Common Math & ML Symbols Cheat Sheet

If you’re diving into AI or machine learning without a strong math background, the hardest part isn’t always the concepts — it’s the symbols. A page of equations can look like another language: Greek letters, bold vectors, strange operators. At first, you might find yourself calling θ “circle with a dot” before realizing it’s Theta, and that in ML it usually represents model parameters.

Why does this matter? Because in practice, you need both pieces: the name, so you can follow along in papers, tutorials, and discussions; and the function, so you actually understand what role it plays in the math. Without that, equations feel like code you can’t run.

A cheat sheet bridges that gap. Once you recognize common notations — Σ for sum, ∇ for gradient, X for dataset, ŷ for prediction — the fog lifts, and math becomes less about decoding symbols and more about learning ideas.

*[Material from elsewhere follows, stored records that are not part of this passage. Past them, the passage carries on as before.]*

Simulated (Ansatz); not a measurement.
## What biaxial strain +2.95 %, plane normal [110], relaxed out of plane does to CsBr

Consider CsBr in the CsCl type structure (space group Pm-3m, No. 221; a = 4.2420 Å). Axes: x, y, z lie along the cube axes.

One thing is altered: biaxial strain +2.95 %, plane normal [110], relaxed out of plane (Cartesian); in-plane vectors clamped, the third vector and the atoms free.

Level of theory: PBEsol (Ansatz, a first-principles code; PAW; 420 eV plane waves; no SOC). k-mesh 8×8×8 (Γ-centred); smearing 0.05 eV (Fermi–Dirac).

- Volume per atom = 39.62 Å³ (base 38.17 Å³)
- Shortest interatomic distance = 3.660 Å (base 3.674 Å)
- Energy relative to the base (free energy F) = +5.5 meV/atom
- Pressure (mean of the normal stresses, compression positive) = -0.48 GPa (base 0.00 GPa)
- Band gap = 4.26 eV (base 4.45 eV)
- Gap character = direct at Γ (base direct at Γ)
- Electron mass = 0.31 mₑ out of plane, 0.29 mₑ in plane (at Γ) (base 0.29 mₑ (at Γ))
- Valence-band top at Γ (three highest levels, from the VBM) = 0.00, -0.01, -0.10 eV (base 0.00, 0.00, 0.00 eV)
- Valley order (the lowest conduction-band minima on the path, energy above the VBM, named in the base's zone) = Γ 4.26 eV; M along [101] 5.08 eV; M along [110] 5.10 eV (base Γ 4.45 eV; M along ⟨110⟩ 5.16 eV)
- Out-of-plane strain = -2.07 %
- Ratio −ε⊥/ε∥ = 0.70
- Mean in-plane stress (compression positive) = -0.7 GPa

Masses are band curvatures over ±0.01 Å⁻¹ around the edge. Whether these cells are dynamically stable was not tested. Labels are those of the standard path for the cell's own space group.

Greek Letters (names & common roles)

Symbol	Name	Common ML/Stats role (context)
`α`	alpha	Learning rate (optimization); significance level (stats); penalty weight (regularization).
`η`	eta	Learning rate (alternate symbol in some texts).
`θ`	theta	Model parameters/weights.
`λ`	lambda	Regularization strength (e.g., L2/L1); rate parameter (Poisson).
`σ`	sigma	Standard deviation; noise scale.
`Σ`	Sigma	Summation operator.
`μ`	mu	Mean/average.
`ε`	epsilon	Small positive constant (stability); error term.
`β`	beta	Coefficients (regression/logistic).
`γ`	gamma	Discount factor (RL); kernel/RBF width (SVMs).
`π`	pi	3.14159…; class prior probabilities in some texts.
`ρ`	rho	Correlation; momentum parameter in some optimizers.

General Math

Symbol	Name	Meaning / Use
`x, y, z`	Variables	A number or value (input, output, etc.)
`ℝ`	Real numbers	All numbers with decimals (e.g. 3.14, -2)
`ℤ`	Integers	Whole numbers, positive and negative
`∈`	“In”	Element of. Example: `x ∈ ℝ` → x is real
`{ }`	Set	A collection of elements, e.g. `{1,2,3}`
`\|A\|`	Cardinality	Size of set A, e.g. `\|{1,2,3}\| = 3`
`a^b`	Power	a raised to b, e.g. `2^3 = 8`
`a⁻¹`	Inverse	Reciprocal `1/a`, or matrix inverse
`i, j, k`	Indices	Counters (like the j-th element of a vector)
`Σ`	Summation	Add things up: `Σᵢ₌₁ⁿ xᵢ`
`Π`	Product	Multiply things: `Πᵢ₌₁ⁿ xᵢ`

Linear Algebra

Symbol	Name	Meaning / Use
x (bold)	Vector	Ordered list of numbers (features of one sample)
X (bold capital)	Matrix	2D table of numbers (rows = samples, cols = features)
`xᵢ`	i-th element	Example: if x = [2,5,7], then `x₂ = 5`
`Xᵀ`	Transpose	Flip rows and columns of a matrix
`X⁻¹`	Inverse	“Undo” a matrix (if invertible)
`‖x‖`	Norm	Length of a vector
`·`	Dot product	Multiply two vectors elementwise & sum

Probability & Statistics

Symbol	Name	Meaning / Use
`P(A)`	Probability	Chance of event A
`P(A\|B)`	Conditional probability	Probability of A given B
`𝔼[X]`	Expectation	Mean of random variable X
`Var(X)`	Variance	Spread of X
`σ²`	Variance	Same as above
`σ`	Standard deviation	Square root of variance
`μ`	Mu	Mean (average)
`ŷ`	“y-hat”	Predicted value from a model
`θ`	Theta	Model parameters (weights)
`𝒩(μ, σ²)`	Normal distribution	Bell curve with mean μ and variance σ²

Calculus

Symbol	Name	Meaning / Use
`f(x)`	Function	Maps input to output
`f'(x)` or `df/dx`	Derivative	Rate of change
`∇f(x)`	Gradient	Vector of slopes in many dimensions
`∂f/∂xᵢ`	Partial derivative	Derivative wrt one variable
`∫ f(x) dx`	Integral	Area under curve
`limₓ→∞`	Limit	Value approached as x grows

Machine Learning Conventions

Symbol	Name	Meaning / Use
`y`	True label	Ground truth
`ŷ`	Prediction	Model’s predicted label/value
`θ, w, β`	Parameters	Model weights
`α`	Alpha (learning rate)	Step size in gradient-based optimization
`L(θ)`	Loss function	How wrong the model is
`argmin`	Argument of minimum	Value of θ that minimizes a function
`argmax`	Argument of maximum	Value that maximizes
`ℒ`	Likelihood	Probability of data given parameters
`log`	Logarithm	Common in ML (losses, likelihoods, softmax)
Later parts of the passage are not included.